February 2021 Student of the Market
February Student of the Market Report
Click on the PDF below to read our most current “Student of the Market” report. This piece focuses on the investment environment and our thoughts on managing portfolios in this dynamic market. This issue covers January market returns, market timing, individual stocks, small cap stocks, and interest rates.
January Market Returns
Click on the attached PDF to see a graph that shows the average return following January. The average return of the remaining 11 months, after a positive January is 12.5%. Out of the last 58 years with a positive January, 12 ended negative (21%). The average return of the remaining 11 months, after a negative January is 7.6%. Out of 36 years with a negative January, 14 ended negative (39%).

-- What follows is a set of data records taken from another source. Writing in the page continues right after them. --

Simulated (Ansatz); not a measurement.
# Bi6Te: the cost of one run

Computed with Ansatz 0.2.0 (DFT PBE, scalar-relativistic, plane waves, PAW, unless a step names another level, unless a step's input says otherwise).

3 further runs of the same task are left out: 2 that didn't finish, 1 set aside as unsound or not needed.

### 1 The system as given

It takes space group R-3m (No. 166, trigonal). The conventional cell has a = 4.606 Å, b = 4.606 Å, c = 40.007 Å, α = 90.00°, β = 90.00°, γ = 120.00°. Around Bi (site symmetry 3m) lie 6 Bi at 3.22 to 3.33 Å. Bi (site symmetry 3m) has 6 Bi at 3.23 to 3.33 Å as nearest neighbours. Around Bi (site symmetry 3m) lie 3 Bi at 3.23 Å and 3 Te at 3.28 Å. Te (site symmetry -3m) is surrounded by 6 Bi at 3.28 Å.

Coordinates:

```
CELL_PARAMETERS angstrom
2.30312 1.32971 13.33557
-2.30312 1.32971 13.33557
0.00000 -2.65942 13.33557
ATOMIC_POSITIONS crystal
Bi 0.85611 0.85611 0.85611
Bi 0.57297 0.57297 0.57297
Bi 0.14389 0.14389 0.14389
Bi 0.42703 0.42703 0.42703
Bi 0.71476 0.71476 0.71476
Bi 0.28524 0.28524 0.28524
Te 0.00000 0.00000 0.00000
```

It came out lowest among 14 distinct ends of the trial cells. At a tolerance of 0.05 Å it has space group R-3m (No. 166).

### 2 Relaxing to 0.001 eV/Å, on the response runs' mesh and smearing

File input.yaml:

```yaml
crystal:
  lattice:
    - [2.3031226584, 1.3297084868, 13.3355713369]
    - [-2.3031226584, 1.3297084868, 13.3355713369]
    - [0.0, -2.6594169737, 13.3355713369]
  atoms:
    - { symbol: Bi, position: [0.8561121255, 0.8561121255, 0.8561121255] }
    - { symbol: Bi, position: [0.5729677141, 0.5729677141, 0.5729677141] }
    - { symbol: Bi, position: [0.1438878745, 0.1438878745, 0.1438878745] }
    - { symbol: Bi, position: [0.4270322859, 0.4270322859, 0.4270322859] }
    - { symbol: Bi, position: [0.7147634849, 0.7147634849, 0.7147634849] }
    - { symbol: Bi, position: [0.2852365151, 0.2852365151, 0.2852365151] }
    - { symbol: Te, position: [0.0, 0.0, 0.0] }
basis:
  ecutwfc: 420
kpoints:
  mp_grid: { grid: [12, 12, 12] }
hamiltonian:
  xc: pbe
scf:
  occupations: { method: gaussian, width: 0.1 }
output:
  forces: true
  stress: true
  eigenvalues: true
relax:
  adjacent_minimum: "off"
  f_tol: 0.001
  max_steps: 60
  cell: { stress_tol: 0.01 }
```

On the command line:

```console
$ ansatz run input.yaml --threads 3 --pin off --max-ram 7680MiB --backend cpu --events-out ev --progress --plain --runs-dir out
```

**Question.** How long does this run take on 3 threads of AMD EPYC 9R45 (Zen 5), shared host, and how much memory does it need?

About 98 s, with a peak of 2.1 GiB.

Missing top-performing days can hurt your return. Click on the attached PDF to see a graph that shows a hypothetical $100,000 investment in the S&P 500 Index over the last 20 years (2001-2020). It shows that the investment consistently decreases as the number of days in the market missed increases. Since 22 of the 25 worst days in the market were within one month of one of the 25 best days, don't miss out when the market snaps back.
Not all stocks are created equal, but there’s strength in numbers. U.S. stocks broadly gained 15.2% over the last 5 years. 34% of individual stocks lost money in the last 5 years while only 0.2% of mutual funds lost money in the last 5 years.
Small Cap Stocks
There has been a historic bounce back in small caps. Small cap stocks outperformed large caps in 2020 for the first time in 4 years. Click on the attached PDF to see graphs that show the historic small cap outperformance over large cap stocks in the last 4 months and the top 10 periods of small cap outperformance.
This past year was a record year for fund inflows and outflows. 2020 saw record outflows in equity funds, while bond funds had historic inflows. Click on the attached PDF to see a graph that shows the record divergence between stock and bond flows in 2020.
Interest Rate Predictions
Most economists can’t predict rates. A survey of more than 30 Wall Street economists shows that the year-over-year prediction of the directional change of the 10-Year U.S. Treasury Bond was only correct 45% of the time since 1992. Since 1992, economists predicted higher interest rates 23 out of 28 years. The average amount of error was 0.96%. The prediction for year end 2021 is 1.15%.